Wattle Organic Farms: sustainable from paddock to packaging

Managing Director of Wattle Organic Farms, Nathan Free, is a fourth generation horticulturist with a passion for sustainability (in farming, and in life). After winning the AUSVeg Young Grower of the Year Award in 2014, and backing it up with a Nuffield Scholarship in 2015, Nathan is now running one of the largest organic farms in Australia and is showing no signs of slowing down and has been supplying Woolworths directly with 500 tonnes of stone fruit and 200 tonnes of tomatoes annually since 2012 in custom moulded sugarcane pulp containers from BioPak.


He’s a passionate advocate for organic farming and sustainable business practices, and a big believer in the principles of circular economy. We love talking all things eco with like-minded kin, so we interviewed Nathan to hear more about the eco-friendly practices in place at Wattle Organic Farms (including their adoption of recyclable/compostable packaging).

What made you decide to move towards organic farming?

We started growing certified organic produce so that we could provide consumers with food that was naturally nutrient dense and free of synthetic chemicals. When we were conventional farmers, we were already practicing more natural methods to food production, but due to the added costs, we were uncompetitive in the traditional market. Our transition to certified organic production was not an easy road due to unforeseen weather that resulted in lower than predicted production.

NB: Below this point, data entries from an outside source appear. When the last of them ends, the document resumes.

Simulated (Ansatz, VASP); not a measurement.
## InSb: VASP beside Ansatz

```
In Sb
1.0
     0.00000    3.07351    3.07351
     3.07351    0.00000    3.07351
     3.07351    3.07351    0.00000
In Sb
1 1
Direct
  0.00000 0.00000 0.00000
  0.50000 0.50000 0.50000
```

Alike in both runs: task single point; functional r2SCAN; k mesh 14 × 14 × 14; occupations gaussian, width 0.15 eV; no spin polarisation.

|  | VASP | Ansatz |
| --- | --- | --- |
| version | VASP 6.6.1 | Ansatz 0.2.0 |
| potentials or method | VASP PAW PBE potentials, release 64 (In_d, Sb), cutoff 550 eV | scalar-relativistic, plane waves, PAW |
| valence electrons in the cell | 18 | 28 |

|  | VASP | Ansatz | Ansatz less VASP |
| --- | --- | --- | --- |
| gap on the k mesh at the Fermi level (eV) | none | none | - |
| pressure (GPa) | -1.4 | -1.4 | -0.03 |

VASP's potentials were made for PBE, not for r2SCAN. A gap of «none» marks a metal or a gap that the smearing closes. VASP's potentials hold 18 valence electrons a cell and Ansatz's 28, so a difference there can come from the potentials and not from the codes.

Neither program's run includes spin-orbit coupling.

Unlike conventional farming, your family have always preferred to use compost, soil management, and soft fungicides, instead of harsh chemicals. How has this move affected your business? Are the principles of a circular economy (designing out waste and pollution, keeping products and materials in use, and regenerating natural systems) relevant to you, given the farm’s dependency on compost?

Yes. As an organic business we utilize our internal waste (cosmetically challenged produce) into our compost production thus then is reapplied to the soil as nutrition to build soil health, plant health and nutrition for the food that is produced.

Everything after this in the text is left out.